Having his head in the clouds has paid off for chimney sweep Tré Polk
Mary Poppins had her head screwed on the right way. Instead of setting her sights on some affluent city banker, she lost her heart to a chimney sweep. And having met Munich’s answer to Dick van Dyke, I think I know where she’s coming from. As if his name were not magical enough, Tré Polk is just how you might imagine a chimney sweep to be: warm, genuine and fatalistic to the point of being romantic. No sooner does he come out with the phrase, “I just go where the wind blows me,” and I’m gushing. It could have come straight out of a film. And I’m not the only one to think so. Earlier this year, Munich movie director Wolfgang Ettlich got to talking with Polk on the streets of Schwabing, where he has been cleaning chimneys for the past four years. It was not long before Ettlich, too, was so inspired by this fascinating character that he began making plans for a full-blown movie of a genuine romantic life story…

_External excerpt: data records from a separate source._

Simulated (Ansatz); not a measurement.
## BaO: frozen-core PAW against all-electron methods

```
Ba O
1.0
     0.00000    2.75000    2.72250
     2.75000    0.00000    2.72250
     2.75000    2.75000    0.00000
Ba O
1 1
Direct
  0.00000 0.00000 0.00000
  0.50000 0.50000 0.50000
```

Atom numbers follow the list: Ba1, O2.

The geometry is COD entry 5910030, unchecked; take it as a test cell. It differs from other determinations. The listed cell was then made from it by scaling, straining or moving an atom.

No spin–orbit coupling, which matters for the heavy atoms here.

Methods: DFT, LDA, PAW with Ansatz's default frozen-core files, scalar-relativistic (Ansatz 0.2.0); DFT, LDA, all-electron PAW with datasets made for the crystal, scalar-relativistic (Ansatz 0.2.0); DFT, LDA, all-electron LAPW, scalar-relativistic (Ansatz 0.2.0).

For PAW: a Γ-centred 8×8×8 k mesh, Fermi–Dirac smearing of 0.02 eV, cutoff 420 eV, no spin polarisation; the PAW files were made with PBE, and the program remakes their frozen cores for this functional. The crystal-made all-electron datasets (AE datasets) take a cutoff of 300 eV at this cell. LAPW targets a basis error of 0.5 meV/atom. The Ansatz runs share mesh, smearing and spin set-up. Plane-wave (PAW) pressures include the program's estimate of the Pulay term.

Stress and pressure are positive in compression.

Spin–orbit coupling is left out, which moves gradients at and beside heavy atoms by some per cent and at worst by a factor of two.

A native of Detroit, Polk has always been a dreamer. He left school, longing to be a car designer for General Motors, after having been inspired by the vehicle in the film Back to the Future. However, after an argument with his father at the age of 18, Polk’s world fell apart. He lost touch with his family, and joined the army. Yet after posts in Germany, Iraq and with the Honor Guard in the United States, Polk was still dreaming of greater things and knew he had to get out. By this point completely disillusioned with America, he decided to follow the winds of love and return to Germany to marry his girlfriend. “I shut myself off from my past,” he says. “I lost touch with all my family, forgot all about English—it was the only way I thought I’d ever learn German—and decided to look for a totally new job.”
It was as he searched in the job center that Polk came across an advert for Munich’s Chimney Sweep School. And the rest, as they say, is history. The 38-year-old is now a much-loved figure among customers, both due to his gentle nature and to the age-old super-stition that chimney sweeps bring luck to all who touch them. “It’s amazing how people have reacted to me,” says Polk. “Because I’m black, people tend to think I’ll bring double the luck.” As a result, the job has called for much more than good balance and a big brush, with Polk having been expected to provide an open ear and sympathy to the customers who pour their troubles out to him. “There have been some very touching moments,” he says. “And the job really has opened me up—I was always a real introvert before this and was never much of a communicator.”
Though he still insists that verbal communication is not his forte, Polk has found an alternative way of expressing himself—art. His paintings, produced over the past ten years, have attracted much local interest and it is his dream to have his work featured in a major gallery. “That’s probably the only real goal I have,” he says. “I stopped setting other goals, because every time I did, things went awry. The adventure is always the journey rather than the goal, and when you arrive somewhere it’s often disappointing.”
For Polk the only thing that is clear about the future is that he won’t be taking his German wife and children back to America. “It’s not that I’m ashamed to be American, it’s just that I find it a boring place,” he says. “As a child, I was used as a pawn between parents when they split up, which is why I don’t really have any roots—they didn’t have the chance to grow anywhere.” Indeed, Polk was reunited with his family only when Ettlich traced them for his film. “My parents didn’t even know about my children over here,” he says. “But when Ettlich flew us over and brought us all together for the first time in 20 years, it was a beautiful and touching moment.”
For the moment, though, he is happy in Munich. “Despite what people say about Schwabing, it has still got a bit of flair,” he says. “Everyone acts like something they’re not, and that’s cool. When I’m up on the roof I get the impression these people aren’t walking down the street, they’re floating—they’re all dreamers—which is why I fit in—I’m a bit of a dreamer myself.”